Your phone battery degrades over time. And when it does, you’ll find your phone shutting off even if the battery indicator says you still have plenty of juice left. If it ever comes to that, you need to recalibrate the battery of your Android phone.

In this post, you’ll learn how to properly calibrate the battery of your Samsung Galaxy S10, Google Pixel, or whatever Android phone you have.

Table of Contents

    Inspect the Battery

    Before calibrating the battery, you would want to inspect the battery first. Remove the back panel of your phone to reveal the battery. Remove it from its slot and search for signs of deterioration like bulging or leaks.

    If the battery will not sit flush in its slot anymore, it’s time to consider buying a new one.

    There are different third-party battery sellers in the market. However, it’s recommended that you stick with your phone manufacturer and buy an original. There are third-party products that fail to live up to expectations.

    Calibrating a broken battery would be a waste of time.

    Note: While you’re at it, take a look at the charging port and cables. If it’s damaged, it could be causing your phone to not charge at full capacity.

    The Negative Effects of Draining the Battery

    The process of calibrating your phone’s battery requires you to drain it completely. While it’s a necessary step, this process shortens a battery’s lifespan if done frequently.

    Fully draining your battery should not be a long-term solution.

    Batteries are not meant to be drained to zero. Your Android device has measures in place to prevent that from happening. But the calibration process will have you force Android to fully deplete the battery.

    Some users, however, state that calibration can be attempted every three months if needed.

    How to Calibrate Android Phone Battery

    Use your phone as normal until the battery runs out and the phone turns itself off. Afterward, turn it on and let the phone shut itself off again. Do this until the phone will not turn on anymore.

    Now, without turning it on, plug your phone into a charger and keep it plugged in until the battery level indicator says it’s 100% full.

    Remove the charger and turn the phone on. At this point, the battery indicator might contradict itself and say that the phone’s not fully charged. If this happens, just plug the charger back in. This time, keep the phone on.

    Once it gets to 100%, go ahead and unplug the charger and then restart the phone. Repeat the process until the phone shows it’s fully charged after reboot.

    Once done, drain the battery once more until it shuts off completely. Then charge it right back up to full capacity.

    If done right, this should calibrate your phone’s battery icon and correct the display on your Android device.

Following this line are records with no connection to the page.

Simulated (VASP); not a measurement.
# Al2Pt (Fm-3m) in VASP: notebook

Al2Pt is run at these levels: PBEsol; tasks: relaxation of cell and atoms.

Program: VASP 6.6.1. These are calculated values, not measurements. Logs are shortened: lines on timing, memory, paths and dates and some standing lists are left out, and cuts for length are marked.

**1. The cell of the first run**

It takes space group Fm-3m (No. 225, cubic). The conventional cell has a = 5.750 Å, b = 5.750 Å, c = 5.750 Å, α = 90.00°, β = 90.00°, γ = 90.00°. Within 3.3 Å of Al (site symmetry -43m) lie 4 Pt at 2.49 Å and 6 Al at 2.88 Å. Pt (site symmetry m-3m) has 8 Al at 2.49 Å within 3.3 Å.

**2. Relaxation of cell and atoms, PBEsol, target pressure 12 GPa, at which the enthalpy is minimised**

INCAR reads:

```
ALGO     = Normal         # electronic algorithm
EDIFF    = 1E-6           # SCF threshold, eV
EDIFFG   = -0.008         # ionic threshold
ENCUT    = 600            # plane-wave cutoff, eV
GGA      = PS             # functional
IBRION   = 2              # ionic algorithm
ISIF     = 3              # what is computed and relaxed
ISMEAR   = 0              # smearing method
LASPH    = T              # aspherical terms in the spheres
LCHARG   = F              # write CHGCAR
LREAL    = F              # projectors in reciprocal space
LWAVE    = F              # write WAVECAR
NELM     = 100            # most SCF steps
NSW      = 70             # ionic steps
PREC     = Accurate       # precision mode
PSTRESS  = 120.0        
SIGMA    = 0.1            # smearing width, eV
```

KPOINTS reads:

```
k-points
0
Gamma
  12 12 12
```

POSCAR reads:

    Note: This process should also work for tablet battery calibration.

    Root Access

    Calibrating the battery through root access also requires that the battery be drained. Only this time, you’ll be clearing a file called batterystats.bin in the process.

    This method, however, isn’t recommended by some users because it requires that you download a third-party app. An argument can also be made that removing the said file doesn’t really do anything.

    You’d be much better off draining your battery and calibrating your battery without root access.